Smart meters

By: on March 31, 2015

I’ve been using a micro-controller to automatically dim lights according to the time of day and ambient light conditions. At some point, I decided it would be easier to tinker with if I just used a raspberry pi, logged into it, and edited a python program.

This doesn’t work: The pi basically can’t do PWM – when you change the value, the light visibly flickers. It’s not an easy thing to do without dedicated timer hardware.

Back then to a little micro-controller eval board, then…

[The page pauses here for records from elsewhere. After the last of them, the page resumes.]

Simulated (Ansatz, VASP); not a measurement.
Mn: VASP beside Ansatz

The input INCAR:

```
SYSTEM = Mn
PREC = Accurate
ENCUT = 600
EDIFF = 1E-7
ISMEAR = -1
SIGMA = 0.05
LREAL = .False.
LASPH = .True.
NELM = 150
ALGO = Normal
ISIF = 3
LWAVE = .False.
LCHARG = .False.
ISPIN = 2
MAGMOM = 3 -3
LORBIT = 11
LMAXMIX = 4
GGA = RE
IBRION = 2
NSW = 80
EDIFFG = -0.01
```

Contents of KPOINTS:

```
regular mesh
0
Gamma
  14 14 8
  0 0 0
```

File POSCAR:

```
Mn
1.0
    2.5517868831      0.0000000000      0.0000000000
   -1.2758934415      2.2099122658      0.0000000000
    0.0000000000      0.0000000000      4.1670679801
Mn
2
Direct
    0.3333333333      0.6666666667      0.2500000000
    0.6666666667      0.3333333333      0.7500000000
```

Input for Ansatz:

What if I can have it both ways? All but the most primitive REPL is going to be a bit heavy for devices that typically have 10s of Ks or RAM, but a remote REPL that injected code into a byte code interpreter could be feasible.

I haven’t found anything quite like this, but a great starting point is Picobit scheme. I’ve got it running on one of these. You can see my port here. I’m busy adding remote debugging support. At the moment I’ve only got as far as getting the compiler to emit a source code map for the byte code.

Another thread of investigation I’m following is porting Bletchley to Scheme. I’m interested in that because it’s easy: Bletchley is S-Exp based, and I could embed a small scheme interpreter like Tiny Scheme or Chibi Scheme to make Bletchley available in a C based environment.

This sounds like an article about evaluating Scheme interpreters, So why the title?

Bletchley is a very good basis for secure communication in this context: It’s flexible key management could be used to limit the authority of any one actor in the system. Master keys need never get any where near the internet, but time limited keys could always be issued in emergencies, to expedite recovery, for example.

It seems reasonable to assume a version of Bletchley can run in Picobit.

S3 is a tiny TCP/IP stack implemented in Scheme, that already runs in Picobit, so that’s the rest of the communication infrastructure covered.

Running communication code in the safe environment provided by a virtual machine is a great way to keep smart meters secure, and Picobit is small enough to be almost un-noticeable in terms of hardware cost.

S3 is a tiny TCP/IP stack implemented in Scheme, that already runs in Picobit, so a lot of the infrastructure is already present.

In addition, Picobit’s VM is tiny. Formal verification techniques could quite easily be used as a means of QA.



  1. Derrick Anderson says:

    I just want to point out that Pulse Width Modulation is perfectly achievable on the PI, the only issue is the Clock interrupting on a high level script. Any PWM needs to be done on a daemon level to avoid getting interrupted every cycle.


    I ran into this issue using servo’s on my personal project.

  2. David Ireland says:

    A daemon in Unix is simply a process not connected to a terminal. It can certainly still be interrupted (as can any Unix process). You can reduce the risk of being interrupted by setting negative niceness. Perhaps that’s what you mean? I’m assuming in your project you are using bit banging: that is, you manually turn the output on and off, or this would be relevant anyway. I’m using a library that in turn uses a DMA loop. This actually can’t be interrupted, and works perfectly while you don’t change the value, but when it re-writes the buffer, it doesn’t take into where the DMA is up to, which creates a glitch. It’s pretty clearly visible in the light output. Perhaps this glitch is worse than the inaccuracies of bit banging at low frequencies (servos run at 50Hz) but safe motor pwm is generally 10Khz, and bit banging really won’t be accurate enough.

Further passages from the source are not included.